Award winning screenwriter, William Ivory was born in Southwell, Nottinghamshire. His writing is heavily influenced by living and working in the area where he was born and bred.
TV work includes Common as Muck, A Thing Called Love and The Sins. He wrote an adaptation of DH Lawrence’s Women in Love and The Rainbow starring Rosamund Pike and Rory Kinnear as well as the Golden Globe nominated, Burton and Taylor, starring Helena Bonham Carter and Dominic West.
Feature films include The Closer You Get and Made in Dagenham, starring Sally Hawkins.
Stage plays include Bomber’s Moon, The Retirement of Tom Stevens and Diary of a Football Nobody.
William is currently Visiting Professor in the School of Arts and Humanities at Nottingham Trent University and was awarded the honorary degree of Doctor of Letters by the University of Nottingham in 2009.
I didn’t really read until I was about 12. My poor mum and dad were worried I had learning difficulties. Then I discovered Alistair MacLean and read every book he ever wrote. At the same time I tried Saturday Night and Sunday Morning by Alan Sillitoe because it was locally set. That book changed my life.

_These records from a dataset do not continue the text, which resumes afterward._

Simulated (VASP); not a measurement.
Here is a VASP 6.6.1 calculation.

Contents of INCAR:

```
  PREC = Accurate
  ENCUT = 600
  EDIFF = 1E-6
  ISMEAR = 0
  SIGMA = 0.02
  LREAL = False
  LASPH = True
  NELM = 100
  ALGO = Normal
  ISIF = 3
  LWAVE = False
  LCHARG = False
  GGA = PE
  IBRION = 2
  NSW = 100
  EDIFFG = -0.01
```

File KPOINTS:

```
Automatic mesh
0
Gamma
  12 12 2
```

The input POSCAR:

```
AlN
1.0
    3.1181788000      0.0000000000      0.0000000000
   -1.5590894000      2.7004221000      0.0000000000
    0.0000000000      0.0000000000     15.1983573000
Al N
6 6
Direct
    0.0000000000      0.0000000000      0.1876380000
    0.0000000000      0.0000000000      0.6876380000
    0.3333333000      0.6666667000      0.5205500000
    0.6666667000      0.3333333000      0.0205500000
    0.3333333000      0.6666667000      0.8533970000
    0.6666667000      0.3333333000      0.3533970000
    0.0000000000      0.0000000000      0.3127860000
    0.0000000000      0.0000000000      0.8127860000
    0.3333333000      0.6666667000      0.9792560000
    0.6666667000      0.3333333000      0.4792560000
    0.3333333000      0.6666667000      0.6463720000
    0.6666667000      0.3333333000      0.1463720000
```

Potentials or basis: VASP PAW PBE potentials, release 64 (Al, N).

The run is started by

Then it was a weird, eclectic, mix of the writers my sister was studying at Nottingham University as part of her English and American Literature degree – which meant Philip Roth, Bernard Malamud, Scott Fitzgerald, Tenesee Williams, Arthur Miller and Billy Wilder - mixed in with my own newly pricked interest, which threw up DH Lawrence, Donne and Marvell, Brian Moore, Keats and Joseph Conrad; as well as Molly Parkin, Anais Nin (both good for rudery), Martin Amis, Erica Jong and George Eliot.
I still tend to read American fiction and British poetry. And any play which makes me laugh.